0
votes

For uninteresting reasons, I have to use jRuby on a particular project where we also want to use Amazon Simple Workflow (SWF). I don't have a choice in the jRuby department, so please don't say "use MRI".

The first problem I ran into is that jRuby doesn't support forking and SWF activity workers love to fork. After hacking through the SWF ruby libraries, I was able to figure out how to attach a logger and also figure out how to prevent forking, which was tremendously helpful:

AWS::Flow::ActivityWorker.new(
  swf.client, domain,"my_tasklist", MyActivities
) do |options|
    options.logger=  Logger.new("logs/swf_logger.log")
    options.use_forking = false
  end

This prevented forking, but now I'm hitting more exceptions deep in the SWF source code having to do with Fibers and the context not existing:

Error in the poller, exception: 
AWS::Flow::Core::NoContextException: AWS::Flow::Core::NoContextException stacktrace: 

"aws-flow-2.4.0/lib/aws/flow/implementation.rb:38:in 'task'",

 "aws-flow-2.4.0/lib/aws/decider/task_poller.rb:292:in 'respond_activity_task_failed'", 

"aws-flow-2.4.0/lib/aws/decider/task_poller.rb:204:in 'respond_activity_task_failed_with_retry'", 

"aws-flow-2.4.0/lib/aws/decider/task_poller.rb:335:in 'process_single_task'", 

"aws-flow-2.4.0/lib/aws/decider/task_poller.rb:388:in 'poll_and_process_single_task'", 

"aws-flow-2.4.0/lib/aws/decider/worker.rb:447:in 'run_once'", 

"aws-flow-2.4.0/lib/aws/decider/worker.rb:419:in 'start'", 

"org/jruby/RubyKernel.java:1501:in `loop'", 

"aws-flow-2.4.0/lib/aws/decider/worker.rb:417:in 'start'", 

"/Users/trcull/dev/etl/flow/etl_runner.rb:28:in 'start_workers'"

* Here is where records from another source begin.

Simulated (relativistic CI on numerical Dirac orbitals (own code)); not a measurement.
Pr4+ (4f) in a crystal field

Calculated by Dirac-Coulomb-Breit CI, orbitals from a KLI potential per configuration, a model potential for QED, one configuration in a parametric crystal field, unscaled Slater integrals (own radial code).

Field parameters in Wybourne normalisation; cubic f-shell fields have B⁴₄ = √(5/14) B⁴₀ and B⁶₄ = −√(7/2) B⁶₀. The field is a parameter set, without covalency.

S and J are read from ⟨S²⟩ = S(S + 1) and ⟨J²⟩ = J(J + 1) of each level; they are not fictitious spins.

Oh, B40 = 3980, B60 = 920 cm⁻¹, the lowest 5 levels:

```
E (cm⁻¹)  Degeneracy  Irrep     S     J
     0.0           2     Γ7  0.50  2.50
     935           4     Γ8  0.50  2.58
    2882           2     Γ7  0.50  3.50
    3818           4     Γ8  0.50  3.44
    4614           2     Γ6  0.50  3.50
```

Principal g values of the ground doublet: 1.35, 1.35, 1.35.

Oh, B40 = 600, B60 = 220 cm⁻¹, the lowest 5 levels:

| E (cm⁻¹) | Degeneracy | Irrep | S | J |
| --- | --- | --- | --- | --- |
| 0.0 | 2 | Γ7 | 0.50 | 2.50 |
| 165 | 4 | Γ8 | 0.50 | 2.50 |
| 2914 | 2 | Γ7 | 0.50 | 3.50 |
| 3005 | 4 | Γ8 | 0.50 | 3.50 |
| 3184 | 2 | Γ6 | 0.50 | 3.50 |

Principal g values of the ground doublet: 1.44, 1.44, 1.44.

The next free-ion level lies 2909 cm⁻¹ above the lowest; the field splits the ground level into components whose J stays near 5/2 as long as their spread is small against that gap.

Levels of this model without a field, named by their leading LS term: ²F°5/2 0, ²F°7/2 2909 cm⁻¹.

This is the SWF code at that line:

      # @param [Future] future
  #   Unused; defaults to **nil**.
  #
  # @param block
  #   The block of code to be executed when the task is run.
  #
  # @raise [NoContextException]
  #   If the current fiber does not respond to `Fiber.__context__`.
  #
  # @return [Future]
  #   The tasks result, which is a {Future}.
  #
  def task(future = nil, &block)
    fiber = ::Fiber.current
    raise NoContextException unless fiber.respond_to? :__context__
    context = fiber.__context__
    t = Task.new(nil, &block)
    task_context = TaskContext.new(:parent => context.get_closest_containing_scope, :task => t)
    context << t
    t.result
  end

I fear this is another flavor of the same forking problem and also fear that I'm facing a long road of slogging through SWF source code and working around problems until I finally hit a wall I can't work around.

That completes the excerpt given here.